I have enough comments that I think an "answer" is warranted.
What happened?
Not sure how it got a negative from all those positives
As @rafaelc points out, you ran into an integer overflow. You can read more details at the wikipedia link that was provided.
What caused the overflow?
According to this thread, numpy uses the operating system's C long
type as the default dtype
for integers. So when you write this line of code:
c = np.array(c)
The dtype
defaults to numpy's default integer data type, which is the operating system's C long
. The size of a long
in Microsoft's C implementation for Windows is 4 bytes (x8 bits/byte = 32 bits), so your dtype
defaults to a 32-bit integer.
Why did this calculation overflow?
In [1]: import numpy as np
In [2]: np.iinfo(np.int32)
Out[2]: iinfo(min=-2147483648, max=2147483647, dtype=int32)

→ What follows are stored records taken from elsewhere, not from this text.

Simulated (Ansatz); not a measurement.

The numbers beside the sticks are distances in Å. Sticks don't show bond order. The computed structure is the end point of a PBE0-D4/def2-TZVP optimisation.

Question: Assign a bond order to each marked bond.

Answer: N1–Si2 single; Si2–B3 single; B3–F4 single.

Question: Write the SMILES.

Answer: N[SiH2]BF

The largest number a 32-bit, signed integer data type can represent is 2147483647
. If you take a look at your product across just one axis:
In [5]: c * c.T
Out[5]:
array([[ 1, 8, 21],
[ 8, 25, 48],
[21, 48, 81]])
In [6]: (c * c.T).prod(axis=0)
Out[6]: array([ 168, 9600, 81648])
In [7]: 168 * 9600 * 81648
Out[7]: 131681894400
You can see that 131681894400 >> 2147483647
(in mathematics, the notation >>
means "is much, much larger"). Since 131681894400
is much larger than the maximum integer the 32-bit long
can represent, an overflow occurs.
But it's fine in Linux
In Linux, a long
is 8 bytes (x8 bits/byte = 64 bits). Why? Here's an SO thread that discusses this in the comments.
"Is it a bug?"
No, although it's pretty annoying, I'll admit.
For what it's worth, it's usually a good idea to be explicit about your data types, so next time:
c = np.array(c, dtype='int64')
# or
c = np.array(c, dtype=np.int64)
Who do I report a bug to?
Again, this isn't a bug, but if it were, you'd open an issue on the numpy github (where you can also peruse the source code). Somewhere in there is proof of how numpy uses the operating system's default C long
, but I don't have it in me to go digging around to find it.